Bakwowi, an immigrant from Cameroon, said he earns about $1,000 a week driving his own car with Uber, which allows riders to use smartphone apps to book and pay for rides. When he worked for the cab company, he said, he struggled to pay $850 a week to rent a taxi while also paying for gas, insurance and car repairs.

California, Colorado, Virginia, Washington, D.C., New York, Massachusetts and Oregon have begun regulating aspects of ride-hailing services, separate and apart from taxi and livery service regulations, according to a new state report released Monday. Other states have issued cease and desist orders, saying the companies are operating outside current regulations.

The study of ride-hailing and ride-booking services for the Department of Transportation was conducted by the Institute for Municipal and Regional Policy at Central Connecticut State University. The report offered the state seven options, including maintaining the status quo, treating Uber and similar companies as taxi companies or creating a separate or hybrid system with different regulations for ride-booking services.

However, Transportation Commissioner James Redeker said he does not believe there's enough available data to support a solid plan for how to regulate ride-hailing services or make changes to the current taxi and livery regulations, which date to the 1920s.

"I think the debate is still open," he said.

As more data are collected, he said, the state could consider special license plates or special driver's licenses for those participating in ride-hailing services, enabling the state to get a better handle on who is driving the vehicles.

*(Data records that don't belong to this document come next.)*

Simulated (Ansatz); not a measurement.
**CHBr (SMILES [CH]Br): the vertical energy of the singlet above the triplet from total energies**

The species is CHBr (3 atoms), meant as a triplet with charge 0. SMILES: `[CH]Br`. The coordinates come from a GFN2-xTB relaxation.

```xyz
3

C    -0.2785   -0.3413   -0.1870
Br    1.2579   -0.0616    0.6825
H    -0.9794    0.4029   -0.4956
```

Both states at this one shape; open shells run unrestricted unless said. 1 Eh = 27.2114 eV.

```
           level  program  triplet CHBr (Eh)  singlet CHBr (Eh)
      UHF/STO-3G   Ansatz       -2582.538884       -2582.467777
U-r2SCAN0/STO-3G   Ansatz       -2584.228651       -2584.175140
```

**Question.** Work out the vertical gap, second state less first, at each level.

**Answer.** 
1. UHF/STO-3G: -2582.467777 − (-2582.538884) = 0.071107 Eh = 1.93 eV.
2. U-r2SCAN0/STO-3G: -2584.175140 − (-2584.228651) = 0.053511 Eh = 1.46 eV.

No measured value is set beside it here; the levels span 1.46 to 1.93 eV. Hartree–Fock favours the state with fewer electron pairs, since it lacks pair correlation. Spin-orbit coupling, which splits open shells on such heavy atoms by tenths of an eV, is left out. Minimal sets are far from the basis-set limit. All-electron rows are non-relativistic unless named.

Rep. Antonio Guerrera, D-Rocky Hill, co-chairman of the Transportation Committee, said lawmakers this session will likely examine issues such as liability insurance, inspections and background checks for Uber drivers and those from other online companies. Many lawmakers voiced concern about the safety of people who use Uber and other services.

Also, Guerrera said, such changes could help level the playing field between the taxi industry and the ride-hailing services.

"If we do that," he said, "then the consumer should have the option of deciding where he wants or she wants to go."